When we heat the water in the vessel, water molecules at the bottom receive heat energy and move upward. Then the molecules at the top come down and get heated. This mode of heat transfer is known as convection. Air in the atmosphere also follows the same principle while heating. Thus, the form of heat transfer from higher temperature regions to lower temperature regions by the actual movement of molecules is known as convection. Convection takes place in liquids and gases.
Convection is the movement of fluid (liquid and gas) molecules from higher temperature regions to lower temperature regions.
The following are some examples of convection in daily life.
- Boiling of water - the molecules with the higher density move at the bottom (Coldwater). In contrast, the less dense molecules (Hot water) move upwards, resulting in the circular motion of the molecules so that water gets heated.
- The formation of the land and sea breeze is due to the convection of air.
- Wind flows from one region to another by convection.
- In warm-blooded animals, blood circulation takes place with the help of convection, and it helps maintain the body temperature.
- In hot air balloons, heat is transferred by convection, and so the balloon raises.
- In refrigerators, cool air moves downwards and replaces the hot air because of convection.
By conduction, heat is transferred through solids, and by convection, heat is transferred through liquids and gases, but by radiation, heat can be transferred through empty space even through the vacuum. Heat energy from the Sun reaches the Earth by this form of heat transfer.

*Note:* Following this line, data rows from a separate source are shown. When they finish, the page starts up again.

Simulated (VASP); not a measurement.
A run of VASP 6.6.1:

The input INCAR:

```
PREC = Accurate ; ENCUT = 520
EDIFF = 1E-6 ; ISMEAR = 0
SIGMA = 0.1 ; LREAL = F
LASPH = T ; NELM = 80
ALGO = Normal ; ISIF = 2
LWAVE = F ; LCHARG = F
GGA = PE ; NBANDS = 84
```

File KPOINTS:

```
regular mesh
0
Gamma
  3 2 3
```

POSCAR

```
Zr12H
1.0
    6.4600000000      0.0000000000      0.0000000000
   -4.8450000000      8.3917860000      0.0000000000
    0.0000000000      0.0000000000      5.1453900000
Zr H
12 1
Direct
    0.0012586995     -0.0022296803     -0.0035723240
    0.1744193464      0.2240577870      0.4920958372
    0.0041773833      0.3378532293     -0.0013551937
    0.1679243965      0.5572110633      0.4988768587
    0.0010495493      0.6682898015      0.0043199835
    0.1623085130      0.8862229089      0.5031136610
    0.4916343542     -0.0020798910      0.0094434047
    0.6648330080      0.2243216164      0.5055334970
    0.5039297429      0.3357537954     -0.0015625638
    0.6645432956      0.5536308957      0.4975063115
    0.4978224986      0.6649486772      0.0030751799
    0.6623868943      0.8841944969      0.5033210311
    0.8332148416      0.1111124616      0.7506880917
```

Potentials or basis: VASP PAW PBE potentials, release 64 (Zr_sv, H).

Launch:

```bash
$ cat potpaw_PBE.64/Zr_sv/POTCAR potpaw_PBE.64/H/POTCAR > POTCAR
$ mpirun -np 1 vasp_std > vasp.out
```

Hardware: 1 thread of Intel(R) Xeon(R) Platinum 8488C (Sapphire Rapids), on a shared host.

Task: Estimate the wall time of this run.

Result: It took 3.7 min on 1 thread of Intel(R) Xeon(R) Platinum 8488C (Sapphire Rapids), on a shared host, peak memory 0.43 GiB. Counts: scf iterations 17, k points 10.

Radiation is defined as the mode of heat transfer from one place to another in the form of electromagnetic waves.
The following are some examples of radiation in daily life.
- Heat energy from the Sun reaches the Earth by radiation.
- While standing near the fire, we feel the heat which is transferred as radiation.
- Black surfaces absorb heat radiation. So that the bottom of the cooking vessels are painted black.
- The white colour reflects heat radiation. That is why we are advised to wear white clothes during summer.
Note: Heat transfer by radiation is visible to our eyes. When a substance is heated to \(500\)\(°C\), the radiation becomes visible as a dull red glow, and the skin senses the warmth. Further heating rapidly increases radiation, and its perceived colour becomes orange, yellow and finally white.